A Dollhouse for Adults Opens at Friedman Benda
Architectural Digest
January 14, 2019
By Hannah Martin
Blow Up," a human-scale dollhouse decorated by PIN-UP magazine's Felix Burrichter and Charlap Hyman & Herrero, is no small feat.
"How about this for scale?" PIN-UP editor Felix Burrichter asks me. He's holding a giant plastic spoon to his mouth, pretending to eat a ceramic faux pastry. The childlike act is fitting, considering that he's walking me through an almost-human-scale dollhouse—constructed and decorated with the help of firm Charlap Hyman Herrero —for "Blow Up," a show Burrichter guest-curated for the New York gallery Friedman Benda.
The project, hatched in the summer of 2017, started as a contemplation of just that: scale. "I realized that all designers are thinking about it," Burrichter explains. "And most of them start out working with models." But it was a studio visit with Brooklyn-based Katie Stout that solidified the concept: "She said, 'You know I made a dollhouse for my RISD graduation project?'" he recalls. The framework of the dollhouse encapsulated the concept perfectly. Why not blow an idealized miniature world up to human scale?
Burrichter, who grew up with the Sindy House (the poster child of the exhibit), explains: "It’s meant to be the perfect home—a model domestic model teaching kids—mostly girls, it's very gendered—how to keep a perfect home. I thought it would be interesting to examine what kind of value—what kind of wrong value—we embed in furniture."
As soon as the dollhouse concept was on the table, an obvious collaborator came to mind: Adam Charlap Hyman of firm Charlap Hyman & Herrero, whose paper and gouache models of Yves Saint Laurent and Pierre Berge's Rue de Babylone apartment wowed attendees of the Chicago Architecture Biennial in 2017. Charlap Hyman took the concept to a new level. By painting books, widow treatments, moldings, throw pillows, rugs, a fireplace, kitchen wares, and more in watercolors, blowing them up to human scale, printing them on vinyl, and applying them to cardboard, he created all the bits and pieces that make a house a home. In doing so, he evolved this show about scale into a show about context: When placed into faux versions of real rooms, furnishings took on different meanings.
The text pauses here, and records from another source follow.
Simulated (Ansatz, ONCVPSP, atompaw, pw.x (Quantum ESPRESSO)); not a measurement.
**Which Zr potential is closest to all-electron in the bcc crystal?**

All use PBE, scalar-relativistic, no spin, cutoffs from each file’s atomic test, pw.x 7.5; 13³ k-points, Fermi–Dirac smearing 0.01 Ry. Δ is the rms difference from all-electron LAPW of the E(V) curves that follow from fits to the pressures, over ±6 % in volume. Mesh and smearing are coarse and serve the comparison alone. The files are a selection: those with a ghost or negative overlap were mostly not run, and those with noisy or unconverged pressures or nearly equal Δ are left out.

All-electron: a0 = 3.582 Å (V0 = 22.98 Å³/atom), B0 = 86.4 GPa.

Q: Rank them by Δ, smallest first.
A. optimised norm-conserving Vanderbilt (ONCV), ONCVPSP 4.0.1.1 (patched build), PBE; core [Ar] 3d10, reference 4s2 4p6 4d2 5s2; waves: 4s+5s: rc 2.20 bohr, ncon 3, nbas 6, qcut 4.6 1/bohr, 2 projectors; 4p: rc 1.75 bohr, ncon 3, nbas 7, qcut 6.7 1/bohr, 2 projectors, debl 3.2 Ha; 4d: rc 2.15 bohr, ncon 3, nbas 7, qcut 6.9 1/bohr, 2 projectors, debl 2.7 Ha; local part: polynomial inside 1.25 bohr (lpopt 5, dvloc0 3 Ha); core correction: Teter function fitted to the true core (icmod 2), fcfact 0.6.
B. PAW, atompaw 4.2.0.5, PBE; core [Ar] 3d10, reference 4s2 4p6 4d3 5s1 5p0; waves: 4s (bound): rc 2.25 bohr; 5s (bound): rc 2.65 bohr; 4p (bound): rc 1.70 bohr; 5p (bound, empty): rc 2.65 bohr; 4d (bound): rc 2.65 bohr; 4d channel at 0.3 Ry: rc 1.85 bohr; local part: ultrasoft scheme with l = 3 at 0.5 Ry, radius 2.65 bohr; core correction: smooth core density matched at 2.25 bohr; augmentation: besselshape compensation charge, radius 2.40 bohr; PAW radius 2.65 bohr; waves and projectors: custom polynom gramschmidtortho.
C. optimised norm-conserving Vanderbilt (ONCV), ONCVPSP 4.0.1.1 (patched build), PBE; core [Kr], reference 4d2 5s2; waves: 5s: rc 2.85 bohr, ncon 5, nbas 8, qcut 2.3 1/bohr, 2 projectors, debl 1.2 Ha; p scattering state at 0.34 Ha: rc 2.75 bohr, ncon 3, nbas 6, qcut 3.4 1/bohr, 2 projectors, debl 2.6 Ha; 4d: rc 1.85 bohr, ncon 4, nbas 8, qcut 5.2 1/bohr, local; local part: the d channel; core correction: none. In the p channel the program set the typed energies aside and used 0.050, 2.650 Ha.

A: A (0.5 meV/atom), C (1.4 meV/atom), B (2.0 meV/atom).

"That Gaetano Pesce cabinet has never looked more like a sock drawer," observes Burrichter as he inspects the Italian design legend's Felt Cabinet, which stands next to a molding-clad doorway in the pale pink bedroom. And he's right: Placed inside a sweet pink room with Jonathan Trayte's curlicue steel bed and a trompe l'oeil night stand, lamp, and window framed in even sweeter floral curtains, the usually-radical Pesce creation becomes somehow, ordinary—domesticated. The same goes for Sam Stewart's weird, skirted breakfast table that slides off the wall in the quintessential linoleum kitchen, or those oversize spoons and forks by Chen Chen and Kai Williams, laid on a simple oak table by table by Luca Cipelletti and surrounded by Stout's pudgy oak dining chairs.
"It's a show about domestic typologies," Burrichter explains. " I was thinking: What chair looks the most like a chair? That’s what a dollhouse is like. It’s never a weird chair or a cantilever chair. It always has four legs. It's almost archaic, typological." The space reads like that too: There's a kitchen, a bedroom, a nursery, a living room, a dining room. "There's almost no ambiguity in the components, but when you look closer there’s a lot of weirdness happening."
Much of that "weirdness" is thanks to Charlap Hyman's set dressings: a copy of André Gide's subversive Corydon, tucked away in the desk drawer; the chainsaw in the top shelf of the kitchen; the copy of PIN-UP in the fireplace; the spilled ashes of his friend Cynthia Talmadge on the mantel. "I made that when we were in a fight," he jokes. "We're good now."
Throughout the house, items from the 1970s and '80s—when so many Postmodernists updated the normal and old-fashioned by tweaking proportions or material (think: Robert Venturi's cartoonish Queen Anne Chair)—are thrown in with works by emerging and established contemporary talents, a nod to the sort of nostalgia that Burrichter thinks has set in on the current generation.
In the living room, a pair of steel mesh sofas by Shiro Kuramata from 1986 ("Talk about the quintessential sofa," says Burichter. "It's like a cartoon") surround a slick hot pink table by Odd Matter, while a balloony Misha Kahn mirror hangs over the faux fireplace. In the library, an oversized Cloud desk by Wendell Castle is paired with a waxed pine chair by BNAG, plucked from the set of the children's show Teletubbies. In the kitchen a 1988 prototype by Wolfgang Laubersheimer for the Pentagon Group stands kitty-corner to Sam Stewart's burl-walnut table, which Burrichter describes as "breakfast table meets Persian woman."
Everywhere you look, there's an element of the surreal: the strange telephones of Camille Henrot, the cardboard art pieces (all imagined works by Modernist painters of Noguchi playgrounds), the faux throw pillows, the melting ceramic clock and nightstand by Woody De Othello, the fake food. In this dollhouse—not unlike our uncertain times—the real and the fake are almost indistinguishable.
"My watercolors actually look less like doll things than the furniture," observes Charlap Hyman. "The Kuramata sofas are so small. The Castle desk is so big. It really looks like this ham-fisted little child putting together this room with whatever things they had."
But that blurred line of reality is something we're getting used to. Burrichter, at least, seems to be. As I'm about to leave the gallery, he emerges from the kitchen: "Sorry, I was in the living room," he says with a laugh. "I keep having to remind myself it's not actually a living room."